Randall L. Crawford:
I'll take your first part. David mentioned in his comments, we have a 2014 capacity that comes on in November of this year. That capacity allows us to move gas both to the Northeast syndicate market as well as to the Gulf coast. So that, again, will have an impact in 2015 on our realized prices and the optionality. And your other question was really I guess about the growth in production and that of -- exceeding local markets. Certainly, again, that's why we go forward with our continuing in our capacity and access a variety of markets. And over time, it will. We'll get to a point where there will be more -- enough infrastructure to take the gas to the market.
David L. Porges:
But that will be a new steady-state, so we're not particularly worried, over time, about the basis going out in a negative way here. But it is going to wind up reflecting the cost of those reversals, et cetera.
David L. Porges:
So yes, we look forward and we see that our region of the country is going to be a net exporter to other regions of the country. And that's going to get reflected in basis. But that basis within -- over the next, I don't know, 3, 4 years, that starts collecting. So that [indiscernible] that matches what the cost is of moving the gas.
Michael A. Hall - Heikkinen Energy Advisors, LLC:
And what is that cost really currently, as you start looking at...
David L. Porges:
It depends on where you're going. You can see examples of the tariffs on the new pipeline projects as they come on. That's fair [ph].
Michael A. Hall - Heikkinen Energy Advisors, LLC:
And I guess last one on my end, just in the Utica, what are the completion design changes that you're bringing forward on these next 5 wells? Just kind of what's different in terms of -- versus the prior one?
Steven T. Schlotterbeck:
This is Steve. That's a topic that we're not ready to talk about. If it works, we want the techniques to remain proprietary for a while.
David L. Porges:
And if it doesn't work, you don't really care.
Operator:
Our next question comes from Andrew Venker from Morgan Stanley.

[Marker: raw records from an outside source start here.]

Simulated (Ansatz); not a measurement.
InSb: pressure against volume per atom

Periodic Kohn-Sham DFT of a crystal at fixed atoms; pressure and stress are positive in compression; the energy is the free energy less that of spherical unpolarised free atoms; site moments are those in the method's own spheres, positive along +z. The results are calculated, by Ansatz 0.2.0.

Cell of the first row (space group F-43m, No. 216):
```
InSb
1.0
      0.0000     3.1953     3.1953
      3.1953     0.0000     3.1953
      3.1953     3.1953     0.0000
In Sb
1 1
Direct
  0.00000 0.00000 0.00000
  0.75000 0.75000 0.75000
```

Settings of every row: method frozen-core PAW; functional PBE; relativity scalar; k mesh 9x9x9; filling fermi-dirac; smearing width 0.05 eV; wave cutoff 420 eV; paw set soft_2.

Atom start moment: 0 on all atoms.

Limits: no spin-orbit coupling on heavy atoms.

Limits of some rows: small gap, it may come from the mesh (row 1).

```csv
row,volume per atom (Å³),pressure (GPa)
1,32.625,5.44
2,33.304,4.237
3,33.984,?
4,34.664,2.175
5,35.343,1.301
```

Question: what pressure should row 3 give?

Andrew Venker - Morgan Stanley, Research Division:
In West Virginia, there's some talk about a pretty nice Utica play. Do you see that as prospective on your acreage?
Steven T. Schlotterbeck:
Andrew, this is Steve. We're certainly monitoring the results from our competitors in the dry gas Utica. And certainly, as it seems to be moving further east toward where we have larger holdings. That said, we're currently updating our geologic review of the play, which we did a couple of years ago. And right now, all I can say is we're updating our assessment of the play and hope to be able to report a little more detail later in the year. But for now, we're monitoring what's going on and taking a closer look at the geology and how our assets sit on top of that.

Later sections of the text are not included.